The trial court sentenced Jackson to a 35 years definite sentence. Jackson appealed, arguing that some of the sentences on remand exceeded the original sentence, violating North Carolina v. Pearce (1969), 395 U.S. 711.

The Franklin County Court of Appeals disagreed. As the total aggregate sentence after remand was not longer than the original sentence, the court said there was no presumption of vindictiveness. Moreover, the court held the sentencing package doctrine applicable. The court described the doctrine as follows:

"The sentencing package doctrine provides that, when a defendant is sentenced under a multi-count indictment and the sentences imposed on those counts are interdependent, the trial court has the authority to reevaluate the entire aggregate sentence, including those on the unchallenged counts on remand from a decision vacating one or more of the original counts. (Citation omitted). The underlying theory is that, in imposing a sentence in a multi-count conviction, the trial court typically looks to the bottom line, or the total number of years. Thus, when part of a sentence is vacated, the entire sentencing package doctrine becomes 'unbundled,' and the trial judge is, therefore, entitled to re-sentence a defendant on all counts to effectuate its previous intent."

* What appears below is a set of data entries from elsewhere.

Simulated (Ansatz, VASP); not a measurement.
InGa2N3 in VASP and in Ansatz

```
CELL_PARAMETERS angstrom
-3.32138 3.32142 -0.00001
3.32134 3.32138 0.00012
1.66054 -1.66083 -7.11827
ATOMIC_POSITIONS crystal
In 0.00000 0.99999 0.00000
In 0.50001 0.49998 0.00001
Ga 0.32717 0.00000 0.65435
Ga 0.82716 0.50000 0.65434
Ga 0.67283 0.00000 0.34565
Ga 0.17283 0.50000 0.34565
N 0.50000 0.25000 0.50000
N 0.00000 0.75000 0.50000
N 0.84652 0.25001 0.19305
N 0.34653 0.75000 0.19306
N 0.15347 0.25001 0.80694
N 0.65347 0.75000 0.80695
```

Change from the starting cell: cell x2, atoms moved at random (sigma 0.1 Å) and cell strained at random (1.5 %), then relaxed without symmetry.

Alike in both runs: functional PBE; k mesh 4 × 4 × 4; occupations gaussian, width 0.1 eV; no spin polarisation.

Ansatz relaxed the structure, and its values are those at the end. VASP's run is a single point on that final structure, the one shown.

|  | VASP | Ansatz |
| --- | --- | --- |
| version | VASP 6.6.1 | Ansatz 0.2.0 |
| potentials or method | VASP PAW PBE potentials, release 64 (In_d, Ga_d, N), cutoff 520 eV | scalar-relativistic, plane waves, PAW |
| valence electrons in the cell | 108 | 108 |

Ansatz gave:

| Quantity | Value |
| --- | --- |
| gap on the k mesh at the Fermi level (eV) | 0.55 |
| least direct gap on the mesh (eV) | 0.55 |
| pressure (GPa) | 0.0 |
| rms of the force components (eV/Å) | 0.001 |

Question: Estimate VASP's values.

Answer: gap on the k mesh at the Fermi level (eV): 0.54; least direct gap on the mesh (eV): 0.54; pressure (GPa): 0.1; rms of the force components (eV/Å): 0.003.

The Franklin County Court of Appeals affirmed.


COURT COSTS: TRIAL COURT HAS NO AUTHORITY TO ORDER PROSECUTOR TO PAY FOR A NEW TRIAL AFTER MISTRIAL.

State v. Songer, No. 03COA051, (5th Dist. Ct. App., Ashland Co., 3-18-04).

The Ashland County Grand Jury indicted Keith Songer on one count of forgery, R.C. 2913.31(A)(3); one count of theft, R.C. 2913.02(A)(3); and one count of grand theft, R.C. 2913.02(A)(3). On the second day of trial, the court declared a mistrial.

The state's theory of the indictment was that Keith and Layne Songer, and another man, Mike Chase, devised a check-cashing scheme to steal money. On the second day of trial, Lt. Geoff Thomas of the Ashland County Police Department spoke with the defendant's brother, Layne Songer, in the hallway. Lt. Thomas and Mr. Songer disagreed about the substance of the conversation. According to Lt. Thomas, a bank in Kentucky had discovered a forged check that had not been the subject of any indictment.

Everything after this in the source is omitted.